SEOUL, Aug. 14 (Korea Bizwire) — Only weeks after the drastic minimum wage hike for next year was announced, the impact is already being felt on apartment security guards in South Korea, with a number of communities reportedly considering staff cuts to save monthly maintenance fees.
The minimum wage hike, which was hailed as a nod to the voice of working class people, has turned out to be damaging to at least apartment guards, as the record high 16.5 percent minimum wage increase for next year is seeing apartment building communities like one in Bundang District in Seongnam City plan to cut guard numbers.
According to a poster put up on a message board at the apartment block in Bundang District in Gyeonggi Province, two teams consisting of a total of 34 staff members will be slashed by 26 percent to 25, as part of the community’s plan to save maintenance expenses prior to next year before the new minimum wage takes effect.
The apartment complex with over 1,600 households came to the decision after the residents’ committee held a meeting earlier this month during which members discussed ways to prepare for the minimum wage hike in 2018.
Currently, a monthly salary of 1.35 million won is being paid to each guard out of residents’ pockets, a total of 45.90 million won to keep 34 guards employed.

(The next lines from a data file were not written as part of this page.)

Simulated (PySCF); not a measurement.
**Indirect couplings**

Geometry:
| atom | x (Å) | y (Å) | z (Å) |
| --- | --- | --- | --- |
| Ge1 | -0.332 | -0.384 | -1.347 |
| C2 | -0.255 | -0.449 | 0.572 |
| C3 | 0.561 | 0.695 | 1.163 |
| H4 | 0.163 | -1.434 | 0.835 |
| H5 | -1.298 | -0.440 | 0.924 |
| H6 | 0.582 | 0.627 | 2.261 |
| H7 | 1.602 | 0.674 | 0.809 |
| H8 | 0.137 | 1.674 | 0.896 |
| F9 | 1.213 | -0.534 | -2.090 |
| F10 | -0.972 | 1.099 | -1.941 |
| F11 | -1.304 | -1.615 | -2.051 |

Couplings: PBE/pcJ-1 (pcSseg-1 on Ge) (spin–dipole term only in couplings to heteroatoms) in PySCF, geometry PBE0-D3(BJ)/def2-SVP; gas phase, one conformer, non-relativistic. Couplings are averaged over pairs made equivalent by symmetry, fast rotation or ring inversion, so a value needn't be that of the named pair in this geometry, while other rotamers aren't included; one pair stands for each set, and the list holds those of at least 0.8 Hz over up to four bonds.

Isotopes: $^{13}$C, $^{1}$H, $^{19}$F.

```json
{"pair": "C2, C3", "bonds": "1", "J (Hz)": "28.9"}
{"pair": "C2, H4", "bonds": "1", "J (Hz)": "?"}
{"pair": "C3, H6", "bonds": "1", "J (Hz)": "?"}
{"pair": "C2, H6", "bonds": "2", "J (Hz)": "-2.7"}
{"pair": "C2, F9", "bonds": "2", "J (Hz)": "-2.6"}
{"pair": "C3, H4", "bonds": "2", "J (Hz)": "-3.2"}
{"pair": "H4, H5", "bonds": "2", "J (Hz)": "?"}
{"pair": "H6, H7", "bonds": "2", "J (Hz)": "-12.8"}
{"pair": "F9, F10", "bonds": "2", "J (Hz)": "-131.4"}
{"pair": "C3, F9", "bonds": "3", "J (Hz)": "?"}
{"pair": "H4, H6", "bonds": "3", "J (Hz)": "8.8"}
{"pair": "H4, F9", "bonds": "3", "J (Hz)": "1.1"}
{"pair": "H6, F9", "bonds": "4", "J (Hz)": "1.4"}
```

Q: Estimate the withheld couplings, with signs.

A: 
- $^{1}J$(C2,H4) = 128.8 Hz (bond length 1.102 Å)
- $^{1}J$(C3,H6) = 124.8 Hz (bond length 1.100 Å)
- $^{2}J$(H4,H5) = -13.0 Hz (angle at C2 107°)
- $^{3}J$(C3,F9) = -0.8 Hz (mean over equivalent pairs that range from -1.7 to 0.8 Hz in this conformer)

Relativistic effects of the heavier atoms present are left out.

As the average age among the workers is between 75 and 80, the maintenance expenses paid for security guards are thought to be cheaper than other apartment blocks.
However, this is expected to change as working class apartment residents find it financially burdensome to keep up with the higher costs of security guards.
“Most of the households in this complex are living in an apartment smaller than 700 square feet, they are not the most well-off people. As they have their own worries, we have no other choice but to accept their decision,” a guard at the complex in Bundang District said.
Another guard working at the same location, however, expressed frustration.
“Not many places like to hire people like us who are old as guards. Though the wage is low, it wasn’t that difficult to look after a small number of households, but if we lose our jobs, there is nowhere else to go.”
As the guards’ contract comes to an end in October, the vice-president of the residents’ committee argues that even if the number of staff members is reduced, younger workers on a higher wage could save labor costs while doing the same job.
The residents’ committee is set to take a vote on the future of the guards after collecting opinions from local residents by the end of this year.